Lean Helps Organizations Break Bad Habits

Posted by on Aug 29, 2021 in Lean, Learning Organization | 0 comments

I recently read an article about a company that made a considerable improvement in productivity by simply staggering their lunch breaks. Before the change, everyone went to lunch at the same time. The plant made an item that had a printed dial of some kind. The printing process required two machines. When lunchtime came, the ink had to be removed and cleaned, or it would dry out. When the employees returned from lunch, both pieces of equipment had to be re-inked, which took twenty minutes. While this took place, others on the line waited with nothing to do. The solution was simple, stagger the lunch breaks so that the machines never stopped.

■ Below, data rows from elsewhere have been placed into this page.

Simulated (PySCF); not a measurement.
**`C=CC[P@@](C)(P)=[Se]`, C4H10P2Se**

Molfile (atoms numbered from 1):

The article made me think of an experience I encountered where employees were required to grease their equipment before starting up on Sunday night. As I watched the operation, I noticed that a new machine would start up every ten to fifteen minutes after another. When I eventually saw the shift supervisor, he told me of the requirement to grease the equipment at startup and that the plant only had one grease gun. The grease gun was passed from one employee to another until everyone had fulfilled their requirement. The next day, the owner had someone purchase an additional twelve grease guns from the local hardware store.

These solutions seem apparent, and they are. But this kind of waste goes on all the time in many organizations. It occurs because people do something a certain way and develop a routine, and after a while, the practice becomes a habit that no one questions. Helping break these habits is one of the reasons for converting to lean because it forces you to think outside the box. You’ll start to see things in a new light that can pay big dividends.